27 August 1914 - 18 March 2000

Vic was a lifetime ham radio technician and experimenter. His legacy to ham radio is the great ham radio family that he leaves behind and includes sons Roger (W6AQC), Robert (no ticket but we still work on him), Raymond (W3HFL), Ronald (ND5S), Roland (KV1O) and Richard (N1CWT). Yes, all the boys' names start with "R". In addition, he leaves his daughter-in-law Sue (KF5LG) and grandson Steve (N1RTU); Ron's wife and son respectively.

Vic was born in Fall River, Massachusetts and moved to Rhode Island as a child. He spent the rest of his life in Rhode Island. As happened to many people during the Great Depression, Vic left school early (in the 8th grade) to help supplement his family's income. He came from a family of six boys and two girls. His formal education ended then, but he never stopped learning. He became a top-notch machinist and toolmaker. During World War II he worked in jobs to support the war effort as he already was the father of two sons. Eventually, four of his six sons would wear U.S. Air Force uniforms. During the war, Vic worked on the prototype of one of the Norden bombsights. This bombsight was a major contribution and pivotal development of the war effort and was used in the famous B17 bombers. Vic's brother, Leo, gave his life as a waist gunner on a B17. Vic ended his work career as an electronics/mechanical inspector for the Raytheon Company.

One of Vic's favorite ham stories was when he won a 6 element, 6 meter beam at the Swamscott Ham Convention in the early 60's. He topped off his tower with that antenna and began to work a bunch of fellows from Puerto Rico on 6 meter AM. All his buddies were phoning him, as they could not hear the signals that he was working in rapid fire. Vic still kept that stack of KP4 QSL cards all these years.

Of humble means, Vic cherished each piece of ham equipment he owned. I still remember the kits he built from Knight, Eico and Heath. Vic was also a great experimenter. I remember seeing wires running through the walls of his shack terminating at some hulk of surplus equipment to "borrow" a stage in the circuitry and bring that back to the shack via other wires.

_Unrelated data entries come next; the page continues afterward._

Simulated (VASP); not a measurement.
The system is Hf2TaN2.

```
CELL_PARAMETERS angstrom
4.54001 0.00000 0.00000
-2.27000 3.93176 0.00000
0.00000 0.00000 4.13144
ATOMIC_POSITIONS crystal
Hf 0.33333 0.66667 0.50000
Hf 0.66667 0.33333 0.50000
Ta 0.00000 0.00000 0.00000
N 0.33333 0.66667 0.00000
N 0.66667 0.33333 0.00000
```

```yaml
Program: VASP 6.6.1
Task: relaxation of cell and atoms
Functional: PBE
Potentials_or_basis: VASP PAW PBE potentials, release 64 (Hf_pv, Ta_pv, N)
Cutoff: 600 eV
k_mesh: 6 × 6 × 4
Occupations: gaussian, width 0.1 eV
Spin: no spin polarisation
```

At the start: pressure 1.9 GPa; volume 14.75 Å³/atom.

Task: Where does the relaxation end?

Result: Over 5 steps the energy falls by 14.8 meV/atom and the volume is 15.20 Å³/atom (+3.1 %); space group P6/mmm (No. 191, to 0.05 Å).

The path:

Vic, at 85, was anxiously looking forward to the day he could turn his Tech license in for his General license under the new guidelines. Unfortunately, he missed that event by less than a month. Vic would join in on the weekly family skeds at the shack of his son Roland. These skeds will continue in his memory.

His six sons carried Vic to his final resting-place. He joins his loving wife, Irene, who preceded him in death by 9 years.